Every time you type on your smartphone, you see three words pop up as suggestions. That’s a predictive keyboard in action. These suggestions aren’t random. They are based on deep learning models that have learned language patterns from tons of text data. So, if you want to learn about building the model behind a predictive keyboard, this article is for you. In this article, I’ll take you through the task of building a predictive keyboard model with PyTorch.

**Building a Predictive Keyboard Model Using PyTorch**

The task of building a predictive keyboard model includes these steps:

1. Tokenizing and preparing natural language data
2. Building a vocabulary and converting words to indices
3. Training a next-word prediction model using LSTMs
4. Generating top-k predictions like a predictive keyboard

We will use these steps, and in the end, we will see a model generating three suggestions for the next word, just like a predictive keyboard in your smartphone.

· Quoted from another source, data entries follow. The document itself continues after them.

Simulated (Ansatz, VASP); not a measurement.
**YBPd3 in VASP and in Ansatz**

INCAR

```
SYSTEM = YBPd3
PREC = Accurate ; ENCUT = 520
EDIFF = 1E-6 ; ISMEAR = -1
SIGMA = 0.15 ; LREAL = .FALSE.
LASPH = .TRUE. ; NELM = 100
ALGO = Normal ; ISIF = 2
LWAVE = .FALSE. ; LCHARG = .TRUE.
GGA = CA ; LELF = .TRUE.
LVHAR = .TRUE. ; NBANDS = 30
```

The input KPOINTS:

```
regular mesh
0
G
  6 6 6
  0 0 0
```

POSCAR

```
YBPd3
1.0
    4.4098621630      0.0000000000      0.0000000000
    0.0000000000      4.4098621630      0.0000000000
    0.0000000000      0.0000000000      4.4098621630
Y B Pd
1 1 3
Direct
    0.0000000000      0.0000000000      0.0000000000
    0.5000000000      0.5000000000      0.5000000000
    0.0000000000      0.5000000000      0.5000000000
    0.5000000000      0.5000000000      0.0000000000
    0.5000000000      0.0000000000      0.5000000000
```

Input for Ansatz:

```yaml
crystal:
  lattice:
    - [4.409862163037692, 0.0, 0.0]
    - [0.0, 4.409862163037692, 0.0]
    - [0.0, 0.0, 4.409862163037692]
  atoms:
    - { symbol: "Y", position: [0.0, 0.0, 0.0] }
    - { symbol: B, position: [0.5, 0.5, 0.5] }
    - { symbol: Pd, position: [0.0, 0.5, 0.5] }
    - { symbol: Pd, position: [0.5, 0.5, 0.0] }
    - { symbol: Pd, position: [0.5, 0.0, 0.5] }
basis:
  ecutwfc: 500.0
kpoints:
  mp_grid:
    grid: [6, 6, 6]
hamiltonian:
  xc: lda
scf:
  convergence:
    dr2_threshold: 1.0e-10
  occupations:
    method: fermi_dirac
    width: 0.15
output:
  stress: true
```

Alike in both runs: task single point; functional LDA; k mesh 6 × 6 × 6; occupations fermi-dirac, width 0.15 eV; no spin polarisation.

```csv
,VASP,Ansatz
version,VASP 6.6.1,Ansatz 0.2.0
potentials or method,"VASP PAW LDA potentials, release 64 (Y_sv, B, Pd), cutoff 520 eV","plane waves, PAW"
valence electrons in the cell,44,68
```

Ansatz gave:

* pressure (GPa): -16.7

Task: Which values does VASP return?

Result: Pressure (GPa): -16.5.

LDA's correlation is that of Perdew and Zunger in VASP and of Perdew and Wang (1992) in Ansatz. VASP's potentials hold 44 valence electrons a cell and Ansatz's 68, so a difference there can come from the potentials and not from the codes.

The richer the data, the better your model will generalize. So, the dataset we will use is based on the stories of Sherlock Holmes. You can find this dataset [here](https:///content/sherlock-holm.es_stories_plain-text_advs.txt)

Step 1: Preparing the Dataset

We will start with tokenizing the text data and converting everything to lowercase:


Build a predictive keyboard model using PyTorch by processing the text data from "/content/sherlock-holm.es_stories_plain-text_advs.txt". The task includes building a vocabulary from the Sherlock Holmes stories, preparing input-output sequences for training, defining and training an LSTM-based next-word prediction model, and implementing a function to provide top-3 word suggestions based on a given input string.

In [2]:
import nltk
from nltk.tokenize import word_tokenize
nltk.download('punkt')
nltk.download('punkt_tab')

# load data using the correct absolute path
file_path = '/content/sherlock-holm.es_stories_plain-text_advs.txt'
with open(file_path, 'r', encoding='utf-8') as f:
    text = f.read().lower()

tokens = word_tokenize(text)
print("Total Tokens:", len(tokens))

[nltk_data] Downloading package punkt to /root/nltk_data...
[nltk_data]   Package punkt is already up-to-date!
[nltk_data] Downloading package punkt_tab to /root/nltk_data...
[nltk_data]   Package punkt_tab is already up-to-date!


Total Tokens: 125772


**Step 2: Creating a Vocabulary**

Next, we need a way to convert words into numbers. So we will create:

1. a dictionary to map each word to an index
2. and another dictionary to reverse it back

So, let’s build the vocabulary and create word-to-index mappings:



In [3]:
# Step 2: Build vocabulary and convert words to indices
import torch
from collections import Counter

# Create a vocabulary mapping from word to index
word_counts = Counter(tokens)
vocab = sorted(word_counts, key=word_counts.get, reverse=True)
word_to_idx = {word: i for i, word in enumerate(vocab)}
idx_to_word = {i: word for i, word in enumerate(vocab)}
vocab_size = len(vocab)

print(f"Unique tokens (Vocab Size): {vocab_size}")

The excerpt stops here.